One of my favorite parts of transitioning into the holiday season is reintroducing my Christmas sweater into my wardrobe rotation. I’m excited to finally wear it again this week.
Sweaters make me happy. They’re like day-long hugs from your closet.
I’ve promised myself to never wear my Christmas sweater outside of the time span between Thanksgiving and Martin Luther King, Jr. Day. Anything outside of that window is grandstanding.
It is not explicitly a Christmas sweater. It isn’t tacky and doesn’t have Santas or reindeer or baby Jesuses mixed into the pattern, but the black-and-red color scheme and prominent snowflakes clearly mark it as an early-winter-holiday themed sweater. I definitely wouldn’t wear it as late as Valentine’s Day; that would be absurd.
I’m not a splashy guy. My favorite color is gray (for many reasons, but chiefly because of the anxiety I get when spelling it wondering if I should use an “a” or an “e”) so I don’t have a very wide range of sweater options. I got this sweater after realizing my entire collection consisted of three gray sweaters and two brown ones.
At the same time, I bought a button-up blue sweater with a big puffy collar. It felt like wearing a blanket and I was very pleased with it until I wore it to work one day and saw a co-worker wearing nearly an identical sweater.
I don’t mind blending in with the crowd (after all I do own three gray sweaters), but this co-worker was a sixty-two-year-old woman and she totally wore it better with a matching brooch. This year it went into our Goodwill pile.
My Christmas sweater is unmistakably masculine in a quiet, confident way. It taps into my free-wheeling side in a socially acceptable style, spreads cheer and makes people smile.
A relative once called it my ugly Christmas sweater, which hurt. Not my sense of fashion, but my pride as a humorist. Ugly Christmas sweaters are the Budweiser “wuzz-up” of fashion; I’m far too sophisticated to fall into that trap.

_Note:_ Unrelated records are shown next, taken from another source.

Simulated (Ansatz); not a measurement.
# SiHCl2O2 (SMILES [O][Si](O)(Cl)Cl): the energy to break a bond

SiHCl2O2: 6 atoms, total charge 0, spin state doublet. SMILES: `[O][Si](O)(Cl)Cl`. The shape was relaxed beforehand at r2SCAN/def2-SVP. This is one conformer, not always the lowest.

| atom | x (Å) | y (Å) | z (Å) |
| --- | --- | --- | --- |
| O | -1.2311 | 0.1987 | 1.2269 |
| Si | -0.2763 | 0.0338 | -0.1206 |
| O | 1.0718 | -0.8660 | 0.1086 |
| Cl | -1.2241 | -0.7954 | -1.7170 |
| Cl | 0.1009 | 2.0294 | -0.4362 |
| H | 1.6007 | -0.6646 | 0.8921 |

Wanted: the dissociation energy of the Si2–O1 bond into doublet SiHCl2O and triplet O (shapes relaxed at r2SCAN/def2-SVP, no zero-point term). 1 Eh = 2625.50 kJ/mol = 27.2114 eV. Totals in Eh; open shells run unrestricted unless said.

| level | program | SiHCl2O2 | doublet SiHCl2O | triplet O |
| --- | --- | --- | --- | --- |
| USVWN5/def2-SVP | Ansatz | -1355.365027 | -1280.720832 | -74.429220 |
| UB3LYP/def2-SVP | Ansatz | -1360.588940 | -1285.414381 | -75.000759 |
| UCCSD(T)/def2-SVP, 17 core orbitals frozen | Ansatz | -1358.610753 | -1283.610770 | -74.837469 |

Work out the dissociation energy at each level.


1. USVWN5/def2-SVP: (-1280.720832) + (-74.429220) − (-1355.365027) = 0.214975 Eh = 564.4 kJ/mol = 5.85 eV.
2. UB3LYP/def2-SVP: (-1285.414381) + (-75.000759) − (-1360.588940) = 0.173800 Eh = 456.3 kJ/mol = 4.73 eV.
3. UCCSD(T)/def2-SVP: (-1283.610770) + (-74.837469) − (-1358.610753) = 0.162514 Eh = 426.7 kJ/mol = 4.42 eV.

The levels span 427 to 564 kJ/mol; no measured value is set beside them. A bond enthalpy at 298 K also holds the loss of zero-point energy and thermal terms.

I understand the impulse. We all want to spread joy around the holidays, but many of us also have residual social stigmatization fears from our teenage years.
Rather than applying the effort to find a splash of color that fits into the scene, many choose a design that so comically clashes with their surroundings that it shields them from criticism. It’s a safe play. I don’t fault anyone for doing it, but it isn’t a good fit for me.
That’s why I love my Christmas sweater so much. It strikes just the right note between festive and mundane. People notice it, but it doesn’t force itself on anyone. It’s like elevator music you can wear.
I’ve been so encouraged by the reaction to my Christmas sweater that I’m currently in the market for a moose sweater, which would be a little less holiday-oriented allowing me to incorporate a splash of color into February and March.
This would be a major risk for me, but with the right muted tones, I think I could successfully pull it off. Jenny strongly disagrees, but that’s just because we haven’t found the right moose sweater yet.
Finding the right moose sweater is very personal. You can’t farm it out to a Google search or to your Amazon shopping cart. A true sweater sportsman finds his moose in the wild.
I found a pretty good one earlier this fall but didn’t buy it because it was blue and I knew that I would exclusively wear it with jeans.
I loathe the pretentiousness of the formalwear moose-sweater crowd. It’ll be a cold day in Kohls before you ever find me wearing a moose sweater with slacks.